Enabling HTTP/2 support is quite easy in the Total Uptime ADC-as-a-Service platform. In fact, if you’ve deployed SSL within the last few years, then HTTP/2 support is probably already active and ready to go on your packs in addition to HTTP/1.1.
In this article we’ll discuss a little bit about the history and benefits of HTTP/2 and where to look in the Total Uptime panel to ensure it is enabled for your web applications. If you already enabled WebSocket support, these settings are in the same place.
You may have heard of SPDY a number of years ago. If you have, then HTTP/2 will make a lot of sense to you because it was substantially derived from Google’s experimental SPDY protocol (pronounced Speedy).

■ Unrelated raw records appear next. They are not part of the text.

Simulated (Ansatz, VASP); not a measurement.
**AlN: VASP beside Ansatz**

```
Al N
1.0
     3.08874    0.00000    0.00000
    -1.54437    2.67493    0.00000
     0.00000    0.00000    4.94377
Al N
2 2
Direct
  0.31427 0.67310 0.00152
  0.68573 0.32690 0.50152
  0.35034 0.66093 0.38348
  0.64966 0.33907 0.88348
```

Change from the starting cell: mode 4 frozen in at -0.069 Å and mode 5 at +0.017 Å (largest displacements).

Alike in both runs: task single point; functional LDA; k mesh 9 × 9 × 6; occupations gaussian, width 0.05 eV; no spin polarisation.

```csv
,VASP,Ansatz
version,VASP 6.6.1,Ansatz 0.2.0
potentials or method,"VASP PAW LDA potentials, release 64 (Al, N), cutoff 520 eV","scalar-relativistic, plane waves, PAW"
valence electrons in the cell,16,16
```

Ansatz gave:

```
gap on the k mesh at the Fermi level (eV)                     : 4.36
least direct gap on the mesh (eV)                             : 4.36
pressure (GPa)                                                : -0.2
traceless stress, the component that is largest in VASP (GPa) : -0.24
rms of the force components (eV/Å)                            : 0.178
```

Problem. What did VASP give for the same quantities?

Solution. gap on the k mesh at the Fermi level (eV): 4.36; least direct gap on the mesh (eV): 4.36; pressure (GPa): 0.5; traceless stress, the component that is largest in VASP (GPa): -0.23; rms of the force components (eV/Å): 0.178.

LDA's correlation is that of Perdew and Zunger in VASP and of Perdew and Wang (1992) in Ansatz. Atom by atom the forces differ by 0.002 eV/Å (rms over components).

The beauty of HTTP/2 is that it really is the next evolution or an extension of HTTP/1.x because it leaves alone its high-level semantics including verbs, methods, status codes, headers and URIs but vastly improves how data is transferred between the client and the server.
This is primarily accomplished with the implementation of multiplexing, which allows for significantly greater throughput, thus a massive performance boost some say is in excess of 50% to websites that traditionally make numerous requests for objects that make up a single page using HTTP/1.x. Interestingly, it also allows the server to push content to the client by essentially responding with more content than the client requested.
These big changes are at the low-layer with new binary framing (vs. plain text in HTTP/1.x) that dictates how all of the HTTP messages are encapsulated and transferred between the server and the client. The response queuing of HTTP/1.x and the resultant head-of-line blocking that drastically slowed things down is completely gone because HTTP/2 allows the client and server to break down HTTP messages into independent frames, multiplex them and stream them with weighted priorities on a single TCP connection that is now more efficiently utilized. The result is significantly improved browsing performance.
If you really want to learn the nuts and bolts of HTTP/2, then we suggest RFC7540 for your bedtime reading enjoyment.
In the Total Uptime panel, it’s easy to see if HTTP/2 is supported for your networking packs. There are two locations where you can check if it is enabled.
The first location to check is in the public facing port options dialog. This enables support between the client/user and Total Uptime. You’ll find these configuration options under the edge icon in the configuration builder. Click the edit icon beside your “SSL” port to see the configuration options as shown in the screenshot below.
Yes, the HTTP/2 setting is only in the SSL options dialog for two reasons. First, because major browsers (Firefox, Chrome, Safari, Opera, Edge) only support HTTP/2 over TLS, and even though it is technically possible to use over HTTP, we elected not to support it since no major browser does. Secondly, if you’re using TCP or SSL_PROXY, you would configure HTTP/2 on your device only since these are simply passthrough protocols whereas SSL is an optimization and potentially an offload protocol.
In the public facing port options dialog, you will see the HTTP Protocol selection box in the SSL Settings section as shown in the screenshot below.
The second location where HTTP/2 should be enabled is within the device itself. This enables support between Total Uptime and your device. To see the device configuration options, simply double-click it from the left navigation under “All Devices” as shown in the screenshot below.
Then, when in the device go to the ports and protocols tab and if you have SSL deployed for end-to-end communication from the client through to your device, you’ll see the option as shown in the screenshot below. If you don’t see it, then you don’t have SSL enabled.
Lastly, don’t forget to ensure it is enabled on your server. If it is a modern version such as IIS on Windows 2016 and newer, Apache 2.4.17 and newer, or Apache Tomcat 8.5 and newer, you’re probably already good to go.
To test if HTTP/2 is working through and through, this handy tool from Geekflare is what you’re looking for. Simply enter your domain name and it will run a live check.